Christmas Decoration the Danish Way
Danes are extremely good at surviving the dark and cold winter by creating a “hyggelig” atmosphere, especially around Christmas time.
As from December 1, Danes usually start counting down the days to Christmas with advent calendars and advent candles.
Christmas decorations in Denmark tend to be quite traditional, with lots of lights, candles and Christmas greenery. As from the end of November, the main shopping street will be decorated with lots of twinkly lights and Christmas decorations. Nearly every square in most towns in Denmark will have its own Christmas market with stalls laden with handmade gifts, Danish Christmas treats called “æbleskiver” (fried dough balls with jam and icing sugar on top), and Danish-style hot mulled wine, called “glögg”. The whole country starts to smell of cinnamon and pine trees, the festive scent of Christmas that everybody loves. This is when people know that “Christmas is on its way!”
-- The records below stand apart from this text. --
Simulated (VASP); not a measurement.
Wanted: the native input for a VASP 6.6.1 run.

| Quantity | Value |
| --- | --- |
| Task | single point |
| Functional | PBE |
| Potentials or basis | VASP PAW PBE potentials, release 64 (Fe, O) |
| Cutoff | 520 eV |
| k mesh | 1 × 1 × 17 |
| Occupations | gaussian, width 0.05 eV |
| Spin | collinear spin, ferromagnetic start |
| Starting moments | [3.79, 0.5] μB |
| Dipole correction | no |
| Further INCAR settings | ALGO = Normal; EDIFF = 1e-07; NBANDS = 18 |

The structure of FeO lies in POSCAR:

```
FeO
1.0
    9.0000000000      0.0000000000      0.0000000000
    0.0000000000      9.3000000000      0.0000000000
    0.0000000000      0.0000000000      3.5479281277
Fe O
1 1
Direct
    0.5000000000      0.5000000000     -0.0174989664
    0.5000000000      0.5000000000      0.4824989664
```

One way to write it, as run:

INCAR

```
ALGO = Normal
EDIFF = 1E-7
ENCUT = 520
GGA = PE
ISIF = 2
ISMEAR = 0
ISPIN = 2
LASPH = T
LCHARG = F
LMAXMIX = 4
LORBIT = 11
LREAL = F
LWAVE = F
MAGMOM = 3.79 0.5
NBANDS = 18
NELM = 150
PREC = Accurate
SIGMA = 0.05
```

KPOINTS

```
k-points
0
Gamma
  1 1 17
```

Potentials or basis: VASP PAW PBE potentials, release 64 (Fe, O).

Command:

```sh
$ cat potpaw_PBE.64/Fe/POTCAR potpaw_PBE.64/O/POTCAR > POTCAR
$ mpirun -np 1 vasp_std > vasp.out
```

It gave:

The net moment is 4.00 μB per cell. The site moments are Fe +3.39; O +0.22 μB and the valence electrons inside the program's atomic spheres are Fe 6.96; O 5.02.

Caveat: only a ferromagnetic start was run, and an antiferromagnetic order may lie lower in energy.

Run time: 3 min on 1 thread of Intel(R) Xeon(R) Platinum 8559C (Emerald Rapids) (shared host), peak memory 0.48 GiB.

At the beginning of December, Danes decorate their homes with many traditional Danish decorations such as red and white stockings, or Christmas elves called “nisser”, but normally most people wait to decorate their Christmas tree until the last minute, to avoid the tree drying out before December 24. Once the Christmas tree has been decorated, all the Christmas gifts have to be placed under the tree, before it is time to unwrap them!
Many people spend the weekends in December on finding Christmas gifts for their loved ones. Nowadays, most retailers offer their own Christmas gift boxes or gift-wrapping service, but some people prefer to buy their own Christmas wrapping paper and wrap the gifts themselves. For many Danes, this is also one of the “hyggelig” moments to spend during the Christmas season. Wrapping each Christmas gift for your parents, children, girlfriend or boyfriend, while hoping that they will like the gifts, is a heart-warming experience that everybody loves in December.
Christmas gifts are unwrapped on Christmas Eve
In Denmark, Christmas is celebrated on Christmas Eve (December 24). For most Danish families, this is the busiest and most festive day of the year.
Many people attend a Christmas service in church before Christmas dinner on December 24. This is not because Danes are particularly religious, but many just enjoy the Danish tradition of singing Christmas carols and greeting neighbors in the community on Christmas Eve.
Dinner is served quite early. Most people eat roast duck or “flæskesteg” (roast pork with crispy skin), followed by the dessert, a Danish style rice pudding called “ris à l’amande” (strangely it has a French name). Inside the creamy-white rice pudding, a peeled almond is hidden, and the lucky finder of the almond gets an extra gift after dinner. This is also one of the unique Danish Christmas traditions.
After dinner, the candles on the Christmas tree are lit and everyone joins hands and dances around the Christmas tree, singing Danish Christmas carols. Many Danes believe that only real fresh trees and real candles, as opposed to plastic trees and electric lights, can create the authentic Danish Christmas atmosphere, which is the epitome of Danish winter “hygge”.
After singing several Christmas carols, it is finally time to unwrap the gifts. Usually, depending on the family tradition of course, one of the youngest children is chosen to pick the wrapped presents from under the tree and hand them over, one by one, to the recipients. Everyone unties the ribbons, rips open the wrapping paper, and opens the gifts in front of everyone else. This is the highlight of Christmas Eve, to which all Danish children look forward throughout December.
How about in your country? Do you open your Christmas gifts on December 24 or wait until the next morning, December 25?
“Hygge” is a Danish word that cannot be translated into one single English word, but it roughly means coziness and well-being. In 2016, hygge was nominated as The Word of the Year by The Oxford Dictionaries and was acknowledged as an English term which is now widely used in many English-speaking countries.
According to an interesting article in the New York Times: “Hygge roughly translates to coziness and well-being and encompasses an entire way of living that promises warmth, safety and, most important, community.“ Helen Russell, a British journalist who wrote “The Year of Living Danishly,” also defines ”hygge” as “taking pleasure in the presence of gentle, soothing things”.
In the past few years, “hygge” as a unique concept of Scandinavian coziness has been gaining increasing international attention and many books about “hygge” have been published, especially in the US, the UK, and Japan. This has been trending for so long that “hygge” has almost become a publishing genre.
As you may have heard or read about in the news, Danes were named as “the Happiest People in the World” in 2013, 2014 and 2016 in an annual UN survey. The “hyggelig” lifestyle seems to be one of the key reasons that Danes are happier than other nationalities in the world. This feeling of togetherness must be doing something that improves the individual’s sense of well-being.